The Zhuang ethnic group has its own language, which is generally divided into northern and southern dialects. In 1953, the Chinese Government launched a new language system of Zhuang characters based on Latin alphabet, but it was not widely used. Most people use Han-Chinese characters.
The Zhuang nationality mostly worships the nature and their ancestors. After the Tang (618–907) and Song Dynasties (960–1279), both Buddhism and Taoism were spread to Zhuang areas, and temples of Buddhism and Taoism were built. Catholicism and Protestantism were introduced later, but their influence was limited.
As early as Paleolithic period, first men of Zhuang had settled in Lingnan areas (whole of Guangxi and Guangdong Provinces, parts of Jiangxi and Hunan Provinces). They lived and labored together, and were able to use stone tools.
Rice and corn are abundantly grown in Zhuang areas, and thus become the staple food for Zhuang people. Daily consumed vegetables are numerous, and are boiled into soup, or stir-fired. Zhuang people basically eat all kinds of meat. Meat and vegetables are cooked medium well, which is believed to retain the fresh tasting of the materials. Home-made pickles are also popular because of people’s preference for sour and spicy flavors.
Home-made rice wine is served for festivals and entertaining guests. Rice wine is mild and contains low amount of alcohol. Five-colored glutinous rice is served during Tomb-Sweeping Day (April 4 - 6) and Singing Festival (March 3 on lunar calendar). People use the saps of five different plants to soak and color the glutinous rice, till the rice take on five colors (black, red, yellow, purple and white), and then steam the rice. The finished rice is colorful, fragrant and nutritious.

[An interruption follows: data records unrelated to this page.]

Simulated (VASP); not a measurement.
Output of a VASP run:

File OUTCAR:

Zhuang people like to inhabit on valley lands surrounded by mountains and waters. The house facade faces the farmland, and is well-lighted with a broad view. Houses are wooden, tile-roofed, or thatched, built in Ganlan style (constructed on pilings rather than entirely on the ground). Ganlan is also called Diaojiaolou (wooden houses projecting over the water). Some other ethnic groups in South China, such as Zhuang, Dong, Miao and Yao ethnic groups also share this house style.
The house is usually two-storied. The lower story consists of pilings that support the house, and bamboos, wood boards are filled between the pilings to form a wall for keeping livestock, storing farm tools, firewood or other sundries. Family members live on the upper story, which is divided into 3 or 5 rooms. Some houses are more complicated with lofts or annexes.
Traditional costumes are worn in ethnic areas or for special occasions. Dexterous Zhuang women use hand-woven fabric to make clothes of various styles. Usually girls wear a blue-and-black collarless jacket with bright furbelow, baggy trousers or Batik skirt, and a delicately embroidered apron is fastened on the waist. For boys, they are dressed in black front-opening coat with cloth-wrapped buttons, and wear a belt on the waist. Zhuang people fancy silver accessories.
Zhuang Brocade is one of the four famous Chinese brocades (the other three are: Yun Brocade from Nanjing, Shu Brocade from Sichuan Province, and Song Brocade from Suzhou). This splendid handicraft was originated in the Song Dynasty (960 – 1276 AD). They are woven with cotton, silk or flax threads into colorful patterns. Images of flowers, plants and animals are mostly adopted. The Brocade is very durable, and is widely used in making quilt covers, handbags, aprons, table-cloth, scarves, wall hangings, cushions, etc.
Another traditional handicraft of the Zhuang ethnic group is Xiuqiu (embroidery ball), a symbol of love and happiness. The balls are made of silk cloth, and have twelve connected petals. Each petal represents a month, and has an image of flowers, plants, or birds on it. The balls are typically red, yellow or green. Originally Xiuqiu are a love gift, a Zhuang girl will throw a Xiuqiu to a young man she admires to let him know that he is welcome to pursue her.
Zhuang people are monogamous. There are two forms of marriages, one is free love and the other is arranged marriage by parents. Normally the young men and women have enough freedom to choose whom they love. However, interference from parents is often seen. Both men and women are the labor force of the family, but only men have the right to inherit the family property.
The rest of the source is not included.